The programme included members of the Pararchive team, both behind the scenes in producing the event (Daniel and Fiona), as well as on the programme with a plenary session from Simon. Following another talk from David Walsh of the Imperial War Museum, the event opened out into a panel discussion on the cultural, technical and economic challenges of archives and film.
Two very clear thoughts stayed with me thought the ebb and flow of the panel discussion…
- It struck me that millions of individuals face the same challenges as institutions as we all increasingly seek to make sense of personal collections of photos, home movies and other artefacts. Can the strategies being explored at an institutional level also apply to individuals… and what can institutions learn from the strategies employed by individuals.

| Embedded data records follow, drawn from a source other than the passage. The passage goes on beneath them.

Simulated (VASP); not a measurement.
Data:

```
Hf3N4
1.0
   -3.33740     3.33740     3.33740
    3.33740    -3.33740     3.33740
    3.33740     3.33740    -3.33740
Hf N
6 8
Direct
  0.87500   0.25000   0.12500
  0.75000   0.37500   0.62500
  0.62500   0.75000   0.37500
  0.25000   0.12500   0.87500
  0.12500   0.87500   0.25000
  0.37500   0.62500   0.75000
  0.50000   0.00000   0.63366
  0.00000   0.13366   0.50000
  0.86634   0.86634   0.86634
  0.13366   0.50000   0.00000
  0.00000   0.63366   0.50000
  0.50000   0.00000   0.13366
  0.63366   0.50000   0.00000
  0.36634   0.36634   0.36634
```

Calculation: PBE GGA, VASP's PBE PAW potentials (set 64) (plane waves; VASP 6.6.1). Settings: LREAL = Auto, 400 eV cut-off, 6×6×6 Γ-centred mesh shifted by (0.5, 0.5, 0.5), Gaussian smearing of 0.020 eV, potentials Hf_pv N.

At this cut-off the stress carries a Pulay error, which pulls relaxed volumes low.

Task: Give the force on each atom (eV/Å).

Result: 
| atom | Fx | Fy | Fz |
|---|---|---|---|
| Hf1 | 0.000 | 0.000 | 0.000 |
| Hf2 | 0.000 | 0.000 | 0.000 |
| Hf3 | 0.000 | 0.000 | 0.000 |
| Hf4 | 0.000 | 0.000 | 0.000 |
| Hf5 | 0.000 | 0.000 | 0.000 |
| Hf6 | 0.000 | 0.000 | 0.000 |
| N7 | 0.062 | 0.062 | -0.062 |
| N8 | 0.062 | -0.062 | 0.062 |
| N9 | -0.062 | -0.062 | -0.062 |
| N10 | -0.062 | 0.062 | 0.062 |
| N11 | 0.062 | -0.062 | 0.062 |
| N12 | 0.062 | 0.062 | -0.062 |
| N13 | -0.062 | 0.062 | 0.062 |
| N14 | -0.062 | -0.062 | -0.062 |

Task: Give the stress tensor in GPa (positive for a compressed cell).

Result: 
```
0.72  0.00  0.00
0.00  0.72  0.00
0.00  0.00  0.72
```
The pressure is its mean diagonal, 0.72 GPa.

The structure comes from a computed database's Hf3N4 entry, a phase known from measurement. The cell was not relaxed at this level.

- Several years ago I migrated much of my physical media to digital copies – books, photos, games, music, movies – largely as an exercise in self-experimentation; what would it do to me to digitise much of my ‘stuff‘. I don’t feel like I lost much in that transition, but something Simon noted in his talk, was that it was important to preserve the instantiation of a piece of work too; such as the venue for film’s screening. It’s impossible to legislate for all those instantiations and anticipate what might have later significance. Thus, it becomes important to operate in a culture of openness and collaboration, to enable other to do attach their perspectives.
As much as I don’t like to fetishise Silicon Valley’s solutionist culture, the architectures of participation and open source culture that emerged from the Web 2.0 movement offer a way forward.
These institutions need to become platform businesses – not simply in a technical sense with APIs and such, but also in human terms, understanding copyleft, crowdsourcing and community management at a fundamental level. My friend Matt Edgar coined the phase “the past as a platform” – I think we need to think about what it means to be a Heritage Platform.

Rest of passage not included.